If you think you're feeding a well-balanced ration but are disappointed in your herd's production, ash could be the culprit.

Ash is one of the most difficult ration components to get a handle on, yet it can lurk in the background as a chronic cause of unrealized performance. It's a necessary and normal part of any ration, but the total ash content must be kept within a healthy range. Exactly what that range is, however, is debatable.

What is ash? It's the total mineral content of a ration, including unnecessary mineral debris, normal mineral content of forages, and mineral supplements. If total ash content is excessive, feeds laden with soil or excessive mineral supplements may be the problem.

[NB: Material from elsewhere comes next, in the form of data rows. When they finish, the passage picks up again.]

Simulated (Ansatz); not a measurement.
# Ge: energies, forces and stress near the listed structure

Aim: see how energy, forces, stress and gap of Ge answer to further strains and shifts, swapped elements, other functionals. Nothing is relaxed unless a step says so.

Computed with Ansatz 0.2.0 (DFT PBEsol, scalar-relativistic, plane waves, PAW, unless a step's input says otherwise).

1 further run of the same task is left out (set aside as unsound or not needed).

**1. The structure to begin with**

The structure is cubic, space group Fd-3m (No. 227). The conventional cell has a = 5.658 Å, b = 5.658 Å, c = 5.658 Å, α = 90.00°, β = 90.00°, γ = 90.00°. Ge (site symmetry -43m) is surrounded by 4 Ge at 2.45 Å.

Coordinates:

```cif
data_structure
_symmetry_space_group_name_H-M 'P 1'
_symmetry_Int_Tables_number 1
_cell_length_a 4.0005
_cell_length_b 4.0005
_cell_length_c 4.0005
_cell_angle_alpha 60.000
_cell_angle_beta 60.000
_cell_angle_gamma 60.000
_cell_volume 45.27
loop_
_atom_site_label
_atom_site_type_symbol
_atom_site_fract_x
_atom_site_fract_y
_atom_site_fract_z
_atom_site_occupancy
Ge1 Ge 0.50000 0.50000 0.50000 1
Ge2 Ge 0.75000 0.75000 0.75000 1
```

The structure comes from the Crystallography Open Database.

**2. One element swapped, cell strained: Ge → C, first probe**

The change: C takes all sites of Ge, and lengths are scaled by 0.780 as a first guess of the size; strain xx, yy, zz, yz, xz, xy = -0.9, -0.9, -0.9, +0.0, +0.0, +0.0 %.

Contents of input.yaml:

Both the normal ash content of a TMR and of legume-grass forages is close to 7%, according to Pat Hoffman, extension dairy scientist at the University of Wisconsin Marshfield Ag Research Station. Ash content of corn silage is about 4-5%, and a typical vitamin-mineral packet is 90-100% ash.

A range of 6-9% total ash in the ration is probably a good benchmark to use, says Hoffman, but no one quite knows for sure what range is safe. What scientists do know is that for each 1% increase in the total ash content, the TDN content of a ration drops 1%.

It's not uncommon to find TMRs with ash contents greater than 15% during lab analysis. “A TMR with 16% ash means there's a lot of potential soil contamination going on,” says Hoffman.

A lot of feed companies guarantee a maximum ash content, says nutritionist Mark Aseltine, Atascadero, CA. When balancing a ration for a client, Aseltine pays little attention to ash.

“Excessive ash is really an issue that needs to be taken care of on the farm,” he says.

As long as the individual feedstuffs don't exceed their ash maximums, total ash should not be a problem. Inspecting loads of forages for dirt and other debris and rejecting contaminated loads is the first safeguard a dairy can take against too much ash.

For large dairies taking frequent feed-ingredient deliveries, that can be a daily chore.

Some feeds are naturally dirtier than others. For instance, almond hulls tend to be dirty because of the way they're harvested and thus need to be inspected more closely. If producers visually inspect purchased forages when they're delivered, store them properly and handle them correctly when mixing and feeding, ash shouldn't be excessive.

For those who grow forages, problems can occur at any step in the process. For instance, using sand-laden manure between cuttings can elevate the ash content of the harvested crop, Hoffman notes. So can storing forages on earthen bases or dragging soil into bunkers and piles when feeding.

Once a feed is contaminated with sand, soil or excess minerals, not much can be done, he says.

If it's purchased, send it back, says Aseltine. If it's home-grown, feed it in small quantities to keep total ash at a reasonable level, or feed it to dry cows.